Balancing Mixed Age Groups

We’ve touched before on how we, as a home-based Childcare setting, meet the needs and reap the benefits of our children growing up within a mixed age group throughout their Early Years.

But how does mixing ages present itself when the age gap is significantly greater and more apparent, as is currently the case as we commence our summer holiday care for all children?

Is it possible to adequately balance boredom and babies?!

In our opinion, yes.

In our experience, it is not as difficult to meet the needs of these age groups simultaneously as first thought. We are always apprehensive at the beginning of the summer holidays that ‘Early Years is what we do’ and so are we adequately equipped to meet the needs and interests of our older children, and yes we are.

We have found that allowing children to be in charge of their own play, day and routine during the summer holidays, does not require ‘double the work’ ‘extra resources’ ‘spending money’ or any other factors that may pose a problem if you are a home-based childcare provider considering offering wraparound care.
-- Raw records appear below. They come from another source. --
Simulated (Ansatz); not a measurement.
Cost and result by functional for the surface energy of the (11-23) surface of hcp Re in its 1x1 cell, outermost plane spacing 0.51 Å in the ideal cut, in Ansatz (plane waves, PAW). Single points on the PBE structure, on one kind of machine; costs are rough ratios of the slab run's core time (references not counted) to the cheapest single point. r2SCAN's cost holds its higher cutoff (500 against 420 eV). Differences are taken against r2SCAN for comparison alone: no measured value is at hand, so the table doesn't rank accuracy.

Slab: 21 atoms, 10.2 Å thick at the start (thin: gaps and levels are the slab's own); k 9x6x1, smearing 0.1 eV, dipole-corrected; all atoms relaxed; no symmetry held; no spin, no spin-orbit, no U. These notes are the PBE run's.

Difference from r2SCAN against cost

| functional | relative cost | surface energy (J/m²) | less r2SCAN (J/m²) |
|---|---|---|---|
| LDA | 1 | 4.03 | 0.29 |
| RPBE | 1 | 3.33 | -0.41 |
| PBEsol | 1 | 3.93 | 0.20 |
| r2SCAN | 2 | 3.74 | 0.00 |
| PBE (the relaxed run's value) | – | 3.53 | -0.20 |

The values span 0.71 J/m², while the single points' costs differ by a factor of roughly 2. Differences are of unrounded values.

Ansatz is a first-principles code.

Last year we really put this theory to the test as we began settling in and welcoming our biggest cohort of babies to date over the summer holiday period and through much of the summer, our youngest child was 6 months old and our eldest was almost 11 and so as you can imagine this is quite a stark difference in needs and interests, however the transition from primarily Early Years care to the introduction of summer holiday care was as seamless as it could be whilst ensuring everyone’s needs were met.

We can often take for granted how adaptable our children can be, and for our new babies, they quickly adapted into our routine; sleeping after lunch, adjusting to higher levels of noise than they were used to, and our older children quickly understood that sometimes we would need to head back to base after an outing to enable to get the babies lunch and down for their nap, and they quickly adapted to this, utilising this time to chill out themselves with a movie or some device time whilst we met the babies needs.

We are always very conscious  of our older children getting ‘bored’ during their time with us and this is something we try and avoid whilst also trying to strike the balance between independent and co-operative play too, and so we always ensure within our environments there is a range of books, resources and objects to spark curiosity and imagination for all of the children.

Often we have a basket of resources that our younger children know and understand are primarily for the older children, whilst the older children are also aware that the ‘baby browser box’ is probably of little interest to them!

Throughout and prior to the summer holidays we always ensure we gain input from the children who will be attending to find out any new interests, things they’d like to do and places they’d like to go so we can ensure that the things we do and adventures we embark upon are of interest to everyone.

However, it is also important to point out, that particularly this year as the ‘baby cohort’ are not toddlers, that many of their interests and opportunities we provide capture both age groups’ interests and they play harmoniously together!

For example, our younger children love water play and so this is often set-up for them to explore as soon as they arrive, and generally they will play independently at this station for some time, however, this has recently captured the attention of our older children and they actively sought permission from the younger children to play alongside them to create their own ‘tidal waves’ of water to ricochet from the guttering – even involving the younger children and given them roles to contribute to the experiment.

Similarly, the older children have so far this summer taught our toddlers an array of hints and tricks of how to win at table football – there really is quite the balance!

It can be daunting to provide wraparound care for such a diverse mix of children during the summer holidays but the benefits on both groups of children are absolutely priceless in our opinion.

It provides older children, who perhaps don’t have younger siblings to develop an increased sense of understanding, empathy and begin to understand how to care for younger children, and for younger children, we have witnessed first-hand how their confidence increases, they are more confident and independent in risk taking, as well as the incredible benefits the mixed age groups has on their language and independence skills.